Great art can be found even in the most unlikeliest of places. In the case of Billy Burke’s breathtaking toothpick carnival, the unlikely place was a prison basement.
William Jennings-Bryan Burke was born in 1909, but he was better known as Billy Burke in later years. He was a very active and restless child. His nature got him in trouble as a teenager and young adult. This trouble would follow him into adulthood and eventually land him in Folsom Prison on May 19, 1928.
For a lot of people, going to prison would be the low point of the story, but for Billy Burke, that’s where his story really takes off.
While doing his time, Billy’s restless nature would peak up again. On the one hand, it led to a number of different escape attempts. Some of them were even successful. But on the other hand, Billy’s time in prison resulted in him finding a new hobby: woodworking.
At first, he took up whittling and carried a small knife to carve things out of blocks of wood. When he saw a small toothpick model of the Eiffel Tower on a bottle of glue, Billy was hooked and knew what his new passion should be.
As a child growing up in Southern California, Burke was in love with carnivals. He’d spend his days at carnivals and amusement parks so that his parents would have to go and drag him home at the end of the day to make sure he didn’t miss supper.
This love never left him, and when he decided to start making toothpick models, carnivals made the most sense.
Burke’s toothpick Carnival is truly a marvel to behold. Complete with bathrooms, concession stands, roller coasters, Ferris wheel, and even little people, everywhere you look there’s something new to see.
Recognizing his talent, the warden at Folsom gave Burke permission to work on his carnival in the prison basement. He even collected toothpicks to give to Burke in spite of the fact that they were considered contraband.
In a move that was surely unprecedented at the time, the warden would bring guests into the prison to view Burke’s creation. He charged them admission for the opportunity, and would then give all of the proceeds to Burke.

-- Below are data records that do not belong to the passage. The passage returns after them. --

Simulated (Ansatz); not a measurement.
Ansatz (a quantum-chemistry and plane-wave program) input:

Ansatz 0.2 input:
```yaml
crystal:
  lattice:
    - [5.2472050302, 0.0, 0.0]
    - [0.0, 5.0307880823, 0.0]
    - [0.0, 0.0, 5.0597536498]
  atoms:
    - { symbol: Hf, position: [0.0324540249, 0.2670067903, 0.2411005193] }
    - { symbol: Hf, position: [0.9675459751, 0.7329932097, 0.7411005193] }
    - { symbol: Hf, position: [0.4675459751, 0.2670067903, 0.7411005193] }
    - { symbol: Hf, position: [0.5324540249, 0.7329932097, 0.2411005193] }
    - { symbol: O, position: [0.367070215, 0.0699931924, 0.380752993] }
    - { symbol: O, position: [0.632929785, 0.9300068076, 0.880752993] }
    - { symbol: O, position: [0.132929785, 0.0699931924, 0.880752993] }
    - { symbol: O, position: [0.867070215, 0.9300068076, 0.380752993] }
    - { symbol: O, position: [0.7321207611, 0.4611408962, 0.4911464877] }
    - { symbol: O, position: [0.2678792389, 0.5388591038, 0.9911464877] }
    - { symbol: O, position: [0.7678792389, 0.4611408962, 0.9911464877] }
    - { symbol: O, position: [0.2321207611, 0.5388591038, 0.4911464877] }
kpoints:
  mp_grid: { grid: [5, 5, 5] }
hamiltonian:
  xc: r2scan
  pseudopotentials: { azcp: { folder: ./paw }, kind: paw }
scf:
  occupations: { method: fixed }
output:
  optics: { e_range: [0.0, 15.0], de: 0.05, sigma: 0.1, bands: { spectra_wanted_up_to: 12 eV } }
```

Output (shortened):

When he got out of prison, Burke continued building toothpick carnivals and would take them around to actual amusement parks. He never charged any extra money to view them, but when he was done, he’d sometimes have the carnival purchase his creation so that he could afford the fare home.
Burke was clearly a man who did what he loved because he loved to do it and for no other reason. And because of his passion and his exceptional talent, his creations will live on for an eternity.